HANCOCK -- A bicycle racing tradition that had drawn hundreds of racers, supporters and spectators to the Berkshires for 28 years has been indefinitely canceled due to the dangers posed by state-installed rumble strips on Route 7 in Williamstown, New Ashford and Lanesborough.
The Shaun Thornton Memorial Jiminy Peak Road Race has been known to draw participants from around the U.S. and Canada. For regional racers, it served as the opening event of the season.
But the USA Cycling Association declined to sanction the May race after the state installed rumble strips on the shoulder and grooves with reflectors in the middle of the Route 7 highway. The highway, which was repaved and introduced the driver-safety measures last summer, was a major part of the race route.
"USA Cycling officials came and looked at it and they said it's unsafe and there's no way we could get a permit to have this race," said Kathleen Harrington, an organizer and promoter of the race. "There's no way you could have a race with over 120 cyclists now. It would be dangerous."
The problem, she noted, is that cyclists would tend to avoid the rumble strip and the grooves. In swerving out of the way, they could end up in the path of oncoming cars. Also, a bike tire could also get caught in a groove or strip and cause a mishap, he said.
"We haven't had anyone sustain serious injuries, and we'd certainly hate for that to happen," Harrington said.
According to Adam Hurtubise, spokesman for the Massachusetts Executive Office of Transportation, the rumble strips are a proven safety measure to prevent inattentive drivers from going off the road. The Federal Highway Administration says "shoulder rumble strips have proven to be very effective for warning drivers that they are about to drive off the road. Many studies also show very high benefit-to-cost ratios for shoulder rumble strips, making them among the most cost effective safety features available."

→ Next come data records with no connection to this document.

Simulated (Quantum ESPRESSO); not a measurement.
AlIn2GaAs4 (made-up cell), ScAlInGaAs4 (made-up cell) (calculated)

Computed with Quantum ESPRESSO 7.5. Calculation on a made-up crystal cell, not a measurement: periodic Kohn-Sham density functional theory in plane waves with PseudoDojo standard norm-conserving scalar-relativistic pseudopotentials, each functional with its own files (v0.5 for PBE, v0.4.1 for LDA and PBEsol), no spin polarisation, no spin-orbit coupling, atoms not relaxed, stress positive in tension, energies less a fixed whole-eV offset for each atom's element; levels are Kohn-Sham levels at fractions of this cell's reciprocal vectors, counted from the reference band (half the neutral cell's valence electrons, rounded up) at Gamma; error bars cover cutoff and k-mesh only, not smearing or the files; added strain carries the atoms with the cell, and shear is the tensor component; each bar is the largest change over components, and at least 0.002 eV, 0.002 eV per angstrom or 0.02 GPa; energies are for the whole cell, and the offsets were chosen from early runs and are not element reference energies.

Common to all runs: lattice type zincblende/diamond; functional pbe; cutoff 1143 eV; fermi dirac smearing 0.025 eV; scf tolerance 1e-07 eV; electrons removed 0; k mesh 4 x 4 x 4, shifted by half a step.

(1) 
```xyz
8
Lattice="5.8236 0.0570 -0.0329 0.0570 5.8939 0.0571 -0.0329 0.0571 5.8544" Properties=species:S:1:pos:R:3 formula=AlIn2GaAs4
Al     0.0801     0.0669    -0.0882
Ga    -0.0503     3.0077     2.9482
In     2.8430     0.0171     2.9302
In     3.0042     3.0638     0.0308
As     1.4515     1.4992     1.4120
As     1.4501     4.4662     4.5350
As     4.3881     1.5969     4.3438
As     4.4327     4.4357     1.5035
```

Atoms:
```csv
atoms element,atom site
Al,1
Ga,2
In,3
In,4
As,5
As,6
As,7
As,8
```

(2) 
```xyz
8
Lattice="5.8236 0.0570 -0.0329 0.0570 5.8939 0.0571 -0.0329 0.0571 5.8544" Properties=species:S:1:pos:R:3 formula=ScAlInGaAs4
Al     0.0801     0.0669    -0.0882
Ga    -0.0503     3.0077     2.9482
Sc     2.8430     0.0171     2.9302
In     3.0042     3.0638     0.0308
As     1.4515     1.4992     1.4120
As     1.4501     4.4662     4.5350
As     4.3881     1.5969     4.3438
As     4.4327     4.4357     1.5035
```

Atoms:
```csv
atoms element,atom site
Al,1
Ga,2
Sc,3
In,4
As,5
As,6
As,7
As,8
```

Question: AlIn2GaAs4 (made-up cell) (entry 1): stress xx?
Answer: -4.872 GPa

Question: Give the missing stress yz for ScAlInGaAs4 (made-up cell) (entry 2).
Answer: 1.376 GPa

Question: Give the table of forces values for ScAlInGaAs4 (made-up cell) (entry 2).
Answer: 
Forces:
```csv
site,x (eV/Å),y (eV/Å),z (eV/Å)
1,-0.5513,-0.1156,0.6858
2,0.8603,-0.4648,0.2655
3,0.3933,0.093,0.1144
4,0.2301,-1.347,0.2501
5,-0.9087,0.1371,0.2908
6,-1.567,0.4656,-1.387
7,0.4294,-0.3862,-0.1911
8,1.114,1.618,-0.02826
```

The course of the bicycle race began on Brodie Mountain Road in Hancock, headed to Williamstown on Route 43, and south on Route 7 through New Ashford and into Lanesborough, before finishing back on Brodie Mountain Road. The course is 30 kilometers, or a little over 18 miles.
There were eight different classes of competition for various age groups and skill levels, including a professional/amateur race for men and women.
The best of the riders raced through the course five times, a distance of 150 kilometers, in roughly 3 1/2 hours.
In recent years, the event drew 700 racers and at least that many supporters and spectators.
Mike Ward, a Pittsfield city councilor in Ward 4 and former participant and organizer of the race, said it didn't have a huge economic impact on the area, but it did have some.
"A lot of people made a weekend in the Berkshires out of it," he said. "And for the others on the way out of town after the race, they would always stop and eat."
The loss of the race, he added, "has left a huge void in the racing community. It was a very-well-thought-of event. So the racers are bummed."
Last year, Ward was involved in discussions with state highway officials about the rumble strips and how they affect cycling.
"Basically, they think it's an inconvenience for bicyclers and we think it's a safety hazard," he said.
The race was dedicated to the late Shaun Thornton when the Berkshire Cycling Association member was killed in a motorcycle accident in 1993. Originally sponsored by Brodie Mountain, it was sponsored by Jiminy Peak in recent years.
"We loved the recognition it brought us and the hundreds of people it brought here," said Betsy Strickler, marketing director at Jiminy Peak. "Not many of them stayed with us, but most of them visited the property or ate here, and it raised awareness of our summer offerings."
She added that the race did provide an economic boost to gas stations, restaurants and hotels.
Jay Kulpinski, treasurer of the Berkshire Cycling Association, said there is no way to reroute the race, which is a shame because "that was really a perfect loop with good hills, few intersections and good pavement. It would be really hard to duplicate what we had there."